Papers
Fostering Data Collaboratives’ systematisation through models’ definition and research priorities setting
Federico Bartolomucci, Gianluca Bresolin. (2022)
Fostering Data Collaboratives’ systematisation through models’ definition and research priorities setting.
In Proceedings of the 23rd Annual International Conference on Digital Government Research (dg.o ’22).
Association for Computing Machinery, New York, NY, USA, 35–40.
https://doi.org/10.1145/3543434.3543442
Abstract
Data collaboratives (DC) [12, 18] have gained increasing attention in recent years benefitting and nurturing the momentum around the use of Data for Good [11]. However, research on the topic, derived and built upon the fields of collaborative governance, information sharing, and open data [9, 17] is still unmature, lacking a systematic body of knowledge, grounded in empirical evidence [11]. Except few studies, specifically referred to DC [31, 36, 37, 40, 42] [15, 18, 19, 24], most of the literature used in the field is encompassing broader concepts as such DataSharing, DataforGood, or Cross Sectoral Partnership.

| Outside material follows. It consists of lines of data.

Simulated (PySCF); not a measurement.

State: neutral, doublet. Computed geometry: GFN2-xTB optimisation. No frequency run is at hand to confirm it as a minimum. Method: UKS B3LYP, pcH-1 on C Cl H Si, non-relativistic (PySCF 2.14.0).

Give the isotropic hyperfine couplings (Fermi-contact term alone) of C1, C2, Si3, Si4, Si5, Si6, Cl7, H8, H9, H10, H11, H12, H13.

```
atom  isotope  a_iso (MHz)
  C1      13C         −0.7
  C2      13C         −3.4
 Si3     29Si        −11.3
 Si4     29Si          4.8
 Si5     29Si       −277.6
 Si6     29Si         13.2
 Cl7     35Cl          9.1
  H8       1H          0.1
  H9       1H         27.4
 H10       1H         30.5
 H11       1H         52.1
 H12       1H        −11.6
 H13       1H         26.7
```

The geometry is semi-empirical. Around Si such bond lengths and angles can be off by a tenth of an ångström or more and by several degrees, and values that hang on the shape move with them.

Given that the empirical field has matured sufficiently to permit more quantitative analysis, the research seeks to go beyond existing qualitative classifications and inductively define data collaborative archetypes, emphasizing their distinctions and peculiarities as a foundation for future research on the topic.
The research started from a literature review on DCs, their definition and the dimensions identifying different DC’s models. The dataset provided on datacollaboratives.org has been filtered based on the literature review, excluding those instances that do not meet the DCs criteria or for whom online data collection is not feasible. Once the empirical setting was defined, a phase of variables selection and population has been conducted according to different variables. The evaluation of different clustering solutions, using both qualitative and quantitative methodologies, brought to identify five mutually exclusive clusters.
Each cluster is described according to 18 variables, allowing the emergence of cluster’s specific peculiarities and challenges. Findings are consistent with prior classifications and taxonomies [18, 29] with additional views afforded by a larger number of instances, the use of quantitative methodologies and the analysis of additional variables. Findings demonstrate the coexistence of quite different entities under the concept of DC, each of whose challenges and progress should be examined independently by researchers.
Responding to the objective to foster DCs long term sustainability, different research priorities are specified according to identified clusters and an empirical setting for conducting this research is made available. From a practitioner perspective, research’s findings may enable those interested in the topic to obtain more comprehensive information about benchmark examples, which is a valuable resource for industry growth. Additionally, the research illustrates the efficacy of categorical variable clustering analysis for inductive exploratory studies in a novel field of research.